The Bank of Ghana (BoG) has announced its intention to cap Optional Issuer Fees (OIFs) on cross-currency card transactions at 2% in a move to protect consumers and uphold fairness in Ghana’s financial system.
The regulator will also require mandatory upfront disclosure of all applicable OIFs to customers before transactions are completed.
This upcoming directive was revealed by Dr. Johnson P. Asiama, Governor of the BoG, during a high-level meeting with chief executives of commercial banks in Accra.
According to Dr. Asiama, the Central Bank has identified a troubling rise in OIFs applied to card transactions involving currency conversion—a development that, while possibly reflective of genuine operational costs, has increasingly come under scrutiny for its lack of transparency.
Opaque fees undermining trust
“In principle, we understand that some fees may be necessary to offset real cross-currency costs,” Dr. Asiama acknowledged.
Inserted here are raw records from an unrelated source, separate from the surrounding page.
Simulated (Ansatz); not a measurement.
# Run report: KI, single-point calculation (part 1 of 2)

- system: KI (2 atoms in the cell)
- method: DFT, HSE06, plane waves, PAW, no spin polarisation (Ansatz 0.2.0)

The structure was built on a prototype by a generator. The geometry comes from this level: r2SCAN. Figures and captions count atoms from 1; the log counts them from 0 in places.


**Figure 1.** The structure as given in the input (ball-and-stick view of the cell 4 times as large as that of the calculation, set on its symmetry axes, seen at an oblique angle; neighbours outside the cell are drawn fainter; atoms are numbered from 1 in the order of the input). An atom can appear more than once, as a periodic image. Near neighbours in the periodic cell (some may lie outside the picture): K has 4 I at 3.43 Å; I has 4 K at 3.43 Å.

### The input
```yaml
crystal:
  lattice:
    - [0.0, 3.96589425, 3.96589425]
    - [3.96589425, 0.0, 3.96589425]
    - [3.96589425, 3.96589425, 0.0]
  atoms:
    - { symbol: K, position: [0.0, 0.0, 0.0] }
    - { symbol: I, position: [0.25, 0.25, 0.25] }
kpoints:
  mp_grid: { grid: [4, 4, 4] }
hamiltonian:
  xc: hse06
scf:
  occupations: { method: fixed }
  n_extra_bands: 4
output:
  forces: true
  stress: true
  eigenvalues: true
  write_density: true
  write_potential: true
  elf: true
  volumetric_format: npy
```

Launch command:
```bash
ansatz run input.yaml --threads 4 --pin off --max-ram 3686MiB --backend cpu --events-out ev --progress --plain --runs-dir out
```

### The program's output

“But opaque pricing and limited disclosure have already begun to erode consumer trust and the integrity of our payment systems.”
The BoG Governor said that the new policy is part of a broader regulatory agenda to ensure financial stability, fairness, and discipline in the market.
The Central Bank is concerned that if left unchecked, hidden charges and arbitrary fees could severely damage public confidence in financial services.
The new regulation will not only place a hard cap on fees but also compel banks and card issuers to disclose all optional issuer charges at the point of transaction.
This will allow consumers to make informed financial decisions and better understand the total cost of using cross-currency payment services.
The move comes amid wider complaints from customers about surprise deductions on international card payments—deductions that many say they were neither warned about nor able to verify after the fact.
Beyond card transaction fees, the BoG is also zeroing in on questionable pricing models in the broader banking landscape. Dr. Asiama pointed to growing reports that some financial institutions continue to apply interest charges to credit accounts that have been inactive for extended periods.
“These are cases where the accrued interest ends up exceeding the original loan amount,” he explained. “Let me be clear: such practices are unacceptable.”
He noted that this trend distorts customer outcomes, misrepresents the profitability of banks’ loan portfolios, and undermines the principles of transparency and fair treatment that the financial sector is meant to uphold.
Directive part of five-pillar reform plan
This new OIF directive and pricing review are two elements of a comprehensive five-point regulatory plan being pursued by the Central Bank to restore confidence and discipline in Ghana’s financial system.
The overarching aim, according to the Governor, is to ensure that consumer protection becomes central to banking practice, not an afterthought.
The Governor emphasized that the BoG expects all banks to revisit their pricing frameworks, review how charges are applied, and eliminate any structures that are not ethically or commercially defensible.
A call for ethical and transparent banking
Dr. Asiama urged banks to realign their fee models with the principles of responsible banking.
“We expect ethical conduct not just in lending practices but also in how fees are structured and communicated,” he said.
He added that the Central Bank would not hesitate to take regulatory action against institutions that continue to engage in predatory pricing or fail to align with evolving consumer protection standards.
Consumer-centric reforms are the future
As Ghana’s financial sector undergoes rapid digital transformation and expanded global integration, the BoG’s message is clear: banking practices must keep pace with rising expectations for fairness, transparency, and accountability.
With these reforms, the Central Bank is signaling a new era where consumers are not just seen as account holders but as rights-bearing stakeholders in the financial system.
The upcoming directive on OIFs is expected to be published formally in the coming weeks, with implementation timelines and compliance mechanisms to be outlined clearly to all financial institutions.